Where did Stroock go wrong? And what is it doing right? Dissolution spurs critiques
“Stroock had become progressively more wobbly in the last couple of years, highlighted by high-profile partner defections and an inability to come to terms with another firm for a merger once it became clear the firm would need one to survive,” Law.com reports. Image from Shutterstock.
Before Stroock & Stroock & Lavan announced plans to dissolve “at the appropriate time,” the law firm appeared to be readying for an "orderly dissolution" that does not put partners at risk.
“There are signs that Stroock’s leaders have been working behind the scenes to try to prevent the worst-case scenario when a law firm collapses: partners facing personal liability for its debts,” Bloomberg Law reports.
The Bloomberg Law article said an orderly dissolution involves a two-step process: getting all the partners to leave before the dissolution and staying out of bankruptcy court.

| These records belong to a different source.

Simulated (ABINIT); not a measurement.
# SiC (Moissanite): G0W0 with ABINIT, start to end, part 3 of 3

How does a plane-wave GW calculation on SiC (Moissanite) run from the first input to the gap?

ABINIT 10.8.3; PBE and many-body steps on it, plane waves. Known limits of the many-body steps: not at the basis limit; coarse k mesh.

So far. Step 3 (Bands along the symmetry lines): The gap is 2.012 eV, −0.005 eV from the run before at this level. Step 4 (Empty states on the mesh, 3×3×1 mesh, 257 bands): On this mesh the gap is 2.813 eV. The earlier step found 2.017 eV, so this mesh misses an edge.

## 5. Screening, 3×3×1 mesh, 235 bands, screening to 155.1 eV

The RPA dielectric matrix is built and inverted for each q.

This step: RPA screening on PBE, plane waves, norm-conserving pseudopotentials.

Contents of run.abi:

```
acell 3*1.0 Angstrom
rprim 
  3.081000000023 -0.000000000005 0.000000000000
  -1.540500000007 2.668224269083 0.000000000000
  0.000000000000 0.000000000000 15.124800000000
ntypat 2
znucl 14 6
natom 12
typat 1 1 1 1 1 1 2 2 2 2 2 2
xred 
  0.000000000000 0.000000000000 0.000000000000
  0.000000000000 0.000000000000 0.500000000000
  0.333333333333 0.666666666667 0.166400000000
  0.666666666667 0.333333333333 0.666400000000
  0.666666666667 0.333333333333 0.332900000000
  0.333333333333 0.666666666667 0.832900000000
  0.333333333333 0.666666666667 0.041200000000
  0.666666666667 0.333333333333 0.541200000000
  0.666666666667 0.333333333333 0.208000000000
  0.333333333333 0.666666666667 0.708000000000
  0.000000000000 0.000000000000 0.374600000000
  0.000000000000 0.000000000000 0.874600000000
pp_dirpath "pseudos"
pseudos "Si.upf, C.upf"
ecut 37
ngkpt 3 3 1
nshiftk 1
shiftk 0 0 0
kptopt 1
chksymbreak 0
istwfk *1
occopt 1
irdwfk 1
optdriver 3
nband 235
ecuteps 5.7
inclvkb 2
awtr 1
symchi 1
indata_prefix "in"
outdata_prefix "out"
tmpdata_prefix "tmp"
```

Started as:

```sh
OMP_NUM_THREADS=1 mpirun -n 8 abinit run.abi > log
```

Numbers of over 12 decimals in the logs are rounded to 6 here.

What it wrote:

Partners will get advance notice before the firm officially dissolves, allowing them to leave before it happens. That means that creditors could have a more difficult time recovering fees for ongoing work, according to the article.
Creditors can still force a dissolved firm into bankruptcy. The bankruptcy trustee would try to recover compensation received by partners after the date of insolvency. To keep Stroock out of bankruptcy, its executive committee would have to convince creditors that they will be paid from remaining revenues, Bloomberg Law explains.
While Stroock appears to be taking positive steps for the dissolution, there were missteps in the past, according to an article by Law.com that partly relies on anonymous sources.
“Stroock had become progressively more wobbly in the last couple of years, highlighted by high-profile partner defections and an inability to come to terms with another firm for a merger once it became clear the firm would need one to survive,” Law.com reports.
“Each one of Stroock’s challenges—a troublesome pension obligation that was removed too late, waves of large partner departures, poor merger negotiations and a burdensome accounting system—would hobble any law firm. But Stroock faced them all, contributing to the fall of a 147-year-old firm.”
Then in late July, Stroock lost 27 lawyers to Steptoe & Johnson. In August, Stroock announced that it had authorized a buyout of its pension obligations to make itself a more attractive merger partner.
Partners authorized a future dissolution Oct. 24. Then came announcements that Stroock and Pillsbury Winthrop Shaw Pittman had ended merger talks, and that more than 30 Stroock partners were joining Hogan Lovells. An internal Stroock email said the Hogan Lovells move “will offer the best opportunities and growth potential for the most members of our firm.”
The best time for a firm to merge is when it isn’t necessary for survival, according to a separate Law.com story. Problems can happen if partner holdouts nix the deal. There are more likely to be objections from low-performing partners who are fearful of what a merger could mean, said Lisa Smith, a princiapl at Fairfax Associates, who spoke with Law.com.
Kent Zimmermann, a consultant at the Zeughauser Group, told Law.com that firms should “manage to the interest of the highest performing partners you can least afford to lose,” and that means a more flexible compensation system.
Zimmermann speculated that Stroock leadership likely failed to manage the restructuring group’s needs, instead allowing “rate-challenged partners to throw merger talks with several firms off track.”
Zimmermann pointed to “common threads” of weakening and destabilizing firms in the other Law.com article.
“Those include a lack of size, waning financial performance and a lack of flexibility on compensation relative to their competitor peers for talent and clients,” Zimmermann said. “On their own, none of those will cause a firm to fail. But together, they cause significant problems.”